I got separated from the religious environment I had been raised in soon after Jesus manifested Himself to me. Though my dad, his brothers and my grandpa were pastors, only a couple of days passed and, having decided I must read the Bible, which I'd never done, I discovered Jesus (in Mt 6) promised to bless us if we prayed, fasted or gave. I knew Jesus keeps His promises so here was something I could do. My idea had been something like at The Pool of Bethesda. Whatever, whenever God moved was not mine to affect. Fasting also was not something taught anywhere I'd heard of.
Then I thought I should be able to quote the Bible for whatever I explained to people concerning the Lord. Whatever doctrine is in the Bible can be stated with the actual words of Scripture or it is NOT in the Bible. Simple . If the words for a doctrine are not Bible words, you have another authority than the Bible. Whoever you get those other words from is your authority, not God! Look up the key words or phrases in a concordance. If they aren't there, then you shouldn't believe them. I didn't clearly understand this for years yet. In the beginning I had voluntarily decided to not read anything but the Bible, which I did for 4 1/2 years. I couldn't yet trust the idea that I couldn't find something. "No evidence" is a thing hard to believe in.
I just wanted to know where it said we were going to disappear before the Great Tribulation. (Now I would ask for Scripture that says the racially gentile believers would suddenly disappear.) Well, as that "near at hand" eschatology unraveled I discovered even questioning them, wanting their direct quote that said what they were saying, caused me to be rejected or they even called the police (something "authorities," specially in Institutional Christianity seem to like to do, pushing their destruction of me as far as they think they can get away with, which makes me believe they would've had me burned at the stake in earlier times.)

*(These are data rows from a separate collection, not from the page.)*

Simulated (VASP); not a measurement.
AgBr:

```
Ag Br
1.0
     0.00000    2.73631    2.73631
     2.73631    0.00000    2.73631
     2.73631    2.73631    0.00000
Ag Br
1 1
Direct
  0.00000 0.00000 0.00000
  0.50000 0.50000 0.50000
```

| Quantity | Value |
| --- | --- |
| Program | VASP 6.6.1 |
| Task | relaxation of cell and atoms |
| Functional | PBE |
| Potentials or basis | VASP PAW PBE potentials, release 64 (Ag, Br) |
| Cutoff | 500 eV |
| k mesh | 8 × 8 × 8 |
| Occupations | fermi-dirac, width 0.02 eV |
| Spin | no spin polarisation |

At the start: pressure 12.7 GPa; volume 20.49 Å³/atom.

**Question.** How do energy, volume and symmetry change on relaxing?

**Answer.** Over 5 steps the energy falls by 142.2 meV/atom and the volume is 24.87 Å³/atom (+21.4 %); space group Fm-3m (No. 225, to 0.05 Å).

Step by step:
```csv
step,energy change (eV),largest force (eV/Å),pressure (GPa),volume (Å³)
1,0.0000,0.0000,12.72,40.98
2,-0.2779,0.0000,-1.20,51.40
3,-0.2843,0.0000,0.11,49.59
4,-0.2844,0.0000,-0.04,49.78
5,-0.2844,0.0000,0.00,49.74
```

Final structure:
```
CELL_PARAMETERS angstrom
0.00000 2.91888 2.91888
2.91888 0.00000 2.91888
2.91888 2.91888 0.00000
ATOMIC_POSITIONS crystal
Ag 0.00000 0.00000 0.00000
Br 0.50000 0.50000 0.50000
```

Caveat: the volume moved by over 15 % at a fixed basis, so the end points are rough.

Though I had even stayed up all night arguing against the salvation of all a friend was trying to convince me of, it was almost 10 years later when I studied "The Eons of the Bible" or a similarly titled booklet by Gelesnov and believed for the first time, "Faithful is the saying and worthy of all welcome (for for this are we toiling and being reproached), that we rely on the living God, Who is the Saviour of all mankind, especially of believers." (1 Tim 4:9-10, CLT) I looked at my watch. It was 3 am, July 18th, 1981. I noted the time because I knew I had no more hope of acceptance by what is popularly considered "the mainstream" or "orthodox" Church.
I was less than five years old when I understood the difference between "finite" and "infinite" from a sermon my dad preached. When I was going to sleep that night I thought, "How can a finite man deserve an infinite reward?" It didn't make any sense to me; but, they taught that if your sins weren't forgiven you'd have to pay what you owed, you'd deserve ceaseless torture for ever. Even though that infinity was a contradition to being finite, I remember turning over and thinking, "I guess it's just something you have to believe" before I went to sleep. I don't see any way out of it yet today. Yet for years, because that was what I was taught and the people around me believed it, I believed in a hell of screaming torture for ever for most people. But, if anyone can think about it for a little while, I don't see how they can think it makes any sense. We humans can't ever do enough evil to deserve that. It would make God unjust. I've known God and His gifts when believing in eternal torture, so I must grant that to others; but, if you've been born again and, even more so, if you've been filled with the Holy Spirit, I don't believe you can say that the experience of Jesus that the Holy Spirit has given you is that He is a Master Torturer, torturing countless victims without cease and no hope of escape all the while telling them, "I love you." I don't believe you can in good conscience expect God to make you into that image, that kind of being either.
Several major changes were yet to come. I discovered that the one thing Paul was pressing forward into attaining was the transformation of the physical body into an immortal incorruptible body. I had never quite integrated my resurrection into the goal of my walk with the Lord. I am to expect I can actually arrive at physical immortality as an outcome of my developing relationship with God. Much could be written of this that I only mention. Friends spurned me because of this also.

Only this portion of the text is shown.